So Heroes of Might and Magic is finally (re-)out! If you’ve never played it, this is a fantastic one to have around.read more Heroes of Might and Magic is a turn-based strategy series that casts you in the role of an unseen leader commanding a number of Heroes that, in turn, command large armies of soldiers and monsters. The game generally begins with your first town and Hero in front of you. You’ll belong to one of the four army types: either Knight (humans, bonus to morale), Barbarian (orcs, goblins and trolls, immune to terrain penalties), Sorceress (fairies and elves, bonus movement at sea) and Warlock (monsters, large sight range in the Fog of War). Your objective (in this game, always) is to defeat all the other players. Do this by capturing enemy cities. If you can defeat all their Heroes on top of that, or keep them from claiming a city for a week, that player is eliminated. Eliminate all the players to win!
Of course, like in most games, that’s easier said than done. Your armies start in your cities, which can be upgraded once per turn, or “Day”. The first upgrade (usually already completed in your first town) is the Castle, after which you can progress through the options in whatever order suits your strategy best. You might want to start by building up creature structures that will attract troops to your city (both immediately and at the end of every week). Or, you might want to build up your Mage Tower to gain access to spells, though make sure to buy a spell book if your Hero is not a spellcaster by nature!

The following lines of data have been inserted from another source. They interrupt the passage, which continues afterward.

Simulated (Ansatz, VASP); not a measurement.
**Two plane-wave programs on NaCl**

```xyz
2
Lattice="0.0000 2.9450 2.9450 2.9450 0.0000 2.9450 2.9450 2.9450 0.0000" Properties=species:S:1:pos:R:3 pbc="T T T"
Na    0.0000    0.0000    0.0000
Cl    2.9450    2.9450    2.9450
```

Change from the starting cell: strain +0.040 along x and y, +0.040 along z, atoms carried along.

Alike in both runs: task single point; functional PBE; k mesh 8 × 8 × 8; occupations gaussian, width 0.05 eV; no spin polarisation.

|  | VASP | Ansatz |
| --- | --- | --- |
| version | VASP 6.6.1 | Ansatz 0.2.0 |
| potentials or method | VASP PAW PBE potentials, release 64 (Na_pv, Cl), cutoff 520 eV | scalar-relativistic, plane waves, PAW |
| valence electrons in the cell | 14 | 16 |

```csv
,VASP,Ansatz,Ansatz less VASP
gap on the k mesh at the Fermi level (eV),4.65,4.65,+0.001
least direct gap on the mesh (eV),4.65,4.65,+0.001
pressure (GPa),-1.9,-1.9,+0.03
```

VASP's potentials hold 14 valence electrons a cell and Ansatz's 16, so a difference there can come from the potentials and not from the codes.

From your town you’ll want to hire creatures and new heroes to move about the world, capturing resources like Gem Mines. Common resources, like wood and stone, are needed almost immediately, but the rarer types will be needed if you ever way to build some of the game’s strongest creatures and spells. You’ll occasionally find a gold mine out in the wilds, but mostly your income comes from finding other towns and building them up like you did your capital, each fuelling your war machine.
Along the way you’ll find a mess of wild creatures that will try to stop you. Sometimes, if your army is of the same type or is particularly strong, these enemies might scatter, or offer their services to you (sometimes for exorbitant prices), but most of the time you’ll have to fight them to reach the treasure or roads they’re guarding. This will plunge you into the game’s King’s Bounty-inspired combat system, where both sides will manoeuvre in side video along an invisible hex grid. In combat you’ll want to protect your archers, who are almost useless at close range, while outmanoeuvring your opponent on the random terrain. If things get too hot you can run away or surrender if in a fight with an opposing player, but be aware that the former will cost you your army and the latter a hefty bounty. Outright losing, however, is worse, as your experienced Hero will refuse to work with you for a significant period of time, but will gladly offer their services to your opponents!
As you progress you’ll find a world of artefacts to seize, dwellings from which to hire conscripts, seaside towns from which to build ships and, eventually, the enemy towns, where, if there is a castle in place, you will have to lay siege in a complicated battle in favour of your opponent, where they gain bonus weapons and you have to wait with your foot soldiers until a random catapult blows down the walls. Once you win, the city is yours, and you’ll be able to take advantage of the enemy soldiers in your own armies. Feel free to mix and match, but be aware that mixing troops from various army types (not the background in their icon) will result in a morale drop that could hurt you. Victory will require a mix of tactics, experience points and good old fashioned throwing money at it, but in the end you’ll hopefully topple the enemy cities, perhaps follow the mysterious obelisks about the map to the Ultimate Artifact, and win the game!
Disciples owes a lot to Heroes, and so I have less to explain to you, but bear in mind that I’ve only played Disciples II. Like in Disciples you build up your towns and send heroes out in the world to wage war, but in Heroes all towns function similarly to the Capital instead of having the capital dictate the function of all towns on the map, in that they need to be upgraded to function at full potential to produce specific troops, etc. Battles are fought in a completely different fashion, by allowing soldiers to move about the grid, pinning down archers and trying to circumvent walls during a siege. There is also a totally different magic system. All in all, if you liked Disciples you will probably want to give Heroes of Might and Magic a try, but if your favourite part of the game was the combat system you might want to read a bit more into the game before you buy.
Unfortunately, as the GOG users have been lamenting on the boards, there’s a problem with this game: It’s Not The Sequels. The number of fixes and additions provided by Heroes of Might and Magic 2 alone is staggering, and the series to come has improvements like but not limited to: two additional army types, Marketplaces for acquiring obscure resources, dynamic resources that match nearby mines to your army type, objective-based games, Hero skills, and more. The games also made a larger effort to fix some nasty tricks and all in all balance. In the end, Heroes 1 has little to fall back on but its simplicity and charm (which both have their benefits, but still) in comparison to the games that followed.
But I say buy it anyway. The game’s not as good compared to its brothers, but that’s like comparing a gem to a slightly shiner gem. It’s still a fantastic game. It’s still multiplayer capable. It’s out now, and except for Heroes V and maybe if you’re lucky enough to find a copy in your local store, its brothers simply aren’t. And lastly, if you buy it now, you’ll send the point to Ubisoft that you want the rest. And you do: those shiny gems would look really nice next to this other one…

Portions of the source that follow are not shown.